After three years in the pipeline, Air Products South Africa has today launched its new, state-of-the-art air separation unit (ASU) at the company’s Vanderbijlpark facility.
The new plant – known as ‘G-Plant’– represents the largest single investment (R800m; $74m approx.) made by a local industrial gas company in the past decade.
It also cements the company’s reputation for ensuring long-term security of supply for its customers.
The commissioning of G-Plant is the result of a successful and mutually beneficial relationship that Air Products South Africa has enjoyed with Sasol, and is an expansion of its existing long-term supply contract to the company.
The new plant will supply Sasol’s Expansion Programme in Sasolburg with pipeline gaseous oxygen and nitrogen in response to increased feedstock requirements.
“We are proud of the significant vote of confidence that Sasol has given Air Products South Africa in awarding us this business. The decision emanates from a strong supply partnership which we have built up over the years with Sasol. This is based not only on our track record for service delivery and reliable supply, but also for operational excellence,” said Mike Hellyar, Managing Director of Air Products South Africa.
Long-term investment pipeline
The G-Plant, with a production capacity of over 2,500 tonnes per day (tpd) of gaseous and liquid product, is the sixth plant to be commissioned at the Vanderbijlpark site and the fifteenth to be commissioned countrywide by Air Products South Africa.
While Sasol in Sasolburg will remain the anchor customer of the G-Plant in terms of a long-term ‘over-the-fence’ supply contract, the ASU will have capacity to service other markets – including Air Products’ other pipeline networks, bulk and packaged gas customers.
“While the G-Plant was commissioned in support of the Sasol One Site Expansion Programme in Sasolburg, we will be leveraging off it to boost our overall supply capacity for the merchant market, as well as our production capability for pure argon, which will consolidate our market leadership in this area,” explained Rob Richardson, General Manager – On-Sites at Air Products South Africa.

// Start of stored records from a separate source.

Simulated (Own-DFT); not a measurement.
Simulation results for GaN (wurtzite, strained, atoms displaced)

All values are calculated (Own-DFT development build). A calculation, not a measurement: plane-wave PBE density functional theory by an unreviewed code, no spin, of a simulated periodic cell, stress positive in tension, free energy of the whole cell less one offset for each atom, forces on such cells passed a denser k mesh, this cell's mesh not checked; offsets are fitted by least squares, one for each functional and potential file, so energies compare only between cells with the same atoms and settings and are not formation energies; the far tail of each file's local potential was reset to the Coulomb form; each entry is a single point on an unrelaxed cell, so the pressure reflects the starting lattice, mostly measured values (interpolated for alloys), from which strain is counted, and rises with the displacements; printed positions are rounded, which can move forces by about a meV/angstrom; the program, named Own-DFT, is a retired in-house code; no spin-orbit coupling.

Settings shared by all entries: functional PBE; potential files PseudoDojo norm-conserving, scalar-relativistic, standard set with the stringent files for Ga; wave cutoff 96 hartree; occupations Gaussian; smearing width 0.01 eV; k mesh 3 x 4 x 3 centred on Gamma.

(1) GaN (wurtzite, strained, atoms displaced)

A significant addition to what is already the largest dedicated industrial gases manufacturing facility in South Africa, the new unit represents an investment of R800m ($74m) and is part of an overall long-term capital investment pipeline of just under R2bn that the company has put in place.
Hellyar added, “Our long-term capital investment strategy is the basis upon which we can build and develop our supply chain capacity, and therefore ensure the future sustainability of the company, and the industry as a whole.”
“It also supports our core competency, which is ensuring optimal customer service levels and security of supply. This is something our customers have come to expect from us.”
As the largest supplier in the pipeline industrial gas market in the country, Air Products South Africa has commissioned eight ASUs in the past 10 years, with two currently under construction, including its new plant in the Coega Industrial Development Zone (IDZ) – the first of its kind in the region.
At the same time, the company has also made significant strides in air separation technology over the past 10-15 years, which has resulted in a significantly more energy-efficient process. For Sasol, the new G-Plant offers many advantages, including the benefits of enhanced diversity of supply, and the long-term cost benefits of highly efficient, state-of-the-art air separation technology.
The G-Plant is described by Air Products as ‘truly a pivotal project’. The sheer size of the project is cited as setting it apart from any other in the country, with the main cold box module (one of three) weighing in at 285 tonnes and the largest to have transported over land in the country.
Hellyar proclaimed the G-Plant as representing, “a seminal step-change in technological advancement and sustainability in the gas industry.”